Suppose $f$ is a continuous mapping from a compact metric space $X$ into a metric space $Y$. Prove that if $F$ is a closed subset of $X$, then $f[F]$ is a closed subset of $Y$.
Here is my idea for the proof: The continuous image of a connected space is connected. Use the intermediate value theorem to show that the image of every continuous real-valued function is an interval, and should return closed sets into closed sets.
Corrections are appreciated!
On
A slightly different answer using sequences. Take $F$ a closed set of $X$. Now take a sequence $(y_n)$ of elements in $f(F)$ converging to $y\in Y$. We want to show that $y\in f(F)$.
Because $y_n\in f(F)$ we can find $x_n\in F$ such that $f(x_n)=y_n$. Now $(x_n)$ is a sequence of $X$ (compact), so it admits a subsequence converging $(x_{\varphi(n)})$ to $x\in X$. Since $F$ is closed and $(x_{\varphi(n)})$ is a sequence of $F$ we know that actually $x\in F$.
Finally, because $f$ is continuous we have that $f(x_{\varphi(n)})$ converges to $f(x)$. In other words $(y_{\varphi(n)})$ converges to $f(x)$. Since $(y_{\varphi(n)})$ also converges to $y$, by unicity of the limit we get that $y=f(x)\in f(F)$.
We have shown that $f(F)$ is sequentially closed so it is closed (we are in a metric space).
First let me tell you the flaws in your argument. 1) nobody said anything about $X$ being connected. 2) You never used compactness of $X$. 3) You are using a property of "real" valued functions, these are metric spaces, which are much more general than real spaces.

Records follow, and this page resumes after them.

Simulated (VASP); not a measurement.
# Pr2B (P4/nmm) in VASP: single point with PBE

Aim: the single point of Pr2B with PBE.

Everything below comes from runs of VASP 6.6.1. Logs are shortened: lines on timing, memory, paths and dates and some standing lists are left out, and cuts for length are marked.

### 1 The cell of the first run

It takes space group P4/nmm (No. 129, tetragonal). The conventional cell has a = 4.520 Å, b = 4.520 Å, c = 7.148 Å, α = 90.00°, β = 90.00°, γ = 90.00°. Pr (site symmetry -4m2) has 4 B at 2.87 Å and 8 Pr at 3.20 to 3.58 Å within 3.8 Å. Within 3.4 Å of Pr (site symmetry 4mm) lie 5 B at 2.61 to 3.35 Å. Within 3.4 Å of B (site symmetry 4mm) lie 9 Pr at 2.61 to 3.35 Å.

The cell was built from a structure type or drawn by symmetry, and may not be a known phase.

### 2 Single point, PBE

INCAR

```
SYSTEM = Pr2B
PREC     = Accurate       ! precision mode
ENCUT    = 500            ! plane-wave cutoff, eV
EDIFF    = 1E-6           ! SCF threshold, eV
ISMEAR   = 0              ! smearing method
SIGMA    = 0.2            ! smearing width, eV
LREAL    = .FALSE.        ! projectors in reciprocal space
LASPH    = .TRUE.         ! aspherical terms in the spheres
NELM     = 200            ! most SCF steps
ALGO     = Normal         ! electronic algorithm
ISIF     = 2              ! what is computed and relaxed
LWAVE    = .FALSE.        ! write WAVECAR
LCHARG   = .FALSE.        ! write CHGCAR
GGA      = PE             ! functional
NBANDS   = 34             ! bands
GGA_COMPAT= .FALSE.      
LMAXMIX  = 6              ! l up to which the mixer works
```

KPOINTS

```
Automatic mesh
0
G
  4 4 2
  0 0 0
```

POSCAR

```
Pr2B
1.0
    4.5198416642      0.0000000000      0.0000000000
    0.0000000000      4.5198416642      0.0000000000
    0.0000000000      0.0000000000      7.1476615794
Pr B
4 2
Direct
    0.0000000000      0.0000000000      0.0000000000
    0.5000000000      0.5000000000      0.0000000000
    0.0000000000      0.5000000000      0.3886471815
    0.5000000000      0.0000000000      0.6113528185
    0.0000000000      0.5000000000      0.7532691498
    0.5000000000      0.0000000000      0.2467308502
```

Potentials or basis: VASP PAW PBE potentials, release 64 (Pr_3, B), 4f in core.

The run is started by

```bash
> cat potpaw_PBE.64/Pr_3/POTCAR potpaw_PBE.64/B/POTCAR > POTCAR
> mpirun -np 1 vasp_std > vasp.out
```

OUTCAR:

Here's how you do it. Take any open covering for $f(F)$ in $Y$, say $\{U_\alpha\}_{\alpha \in I}$ ($I$ possibly infinite index set). Since $f$ is continuous $f^{-1}(U_\alpha)$ is open in $X$ for every open set in the cover. Moreover $\{f^{-1}(U_\alpha)\}$ covers $F$. But $X$ is compact, so there is a finite subcover, say $\{f^{-1}(U_i)\}_{i=1, \cdots, n}$ covering the whole $F$, i.e. $F\subset \bigcup_{i=1}^n f^{-1}(U_i)$. Then $\{U_i\}_{i=1, \cdots, n}$ covers $f(F)$. So any open cover of $F$ has a finite subcover. Hence $f(F)$ is compact. Any compact subspace of a metric space is closed and bounded, so $f(F)$ is closed.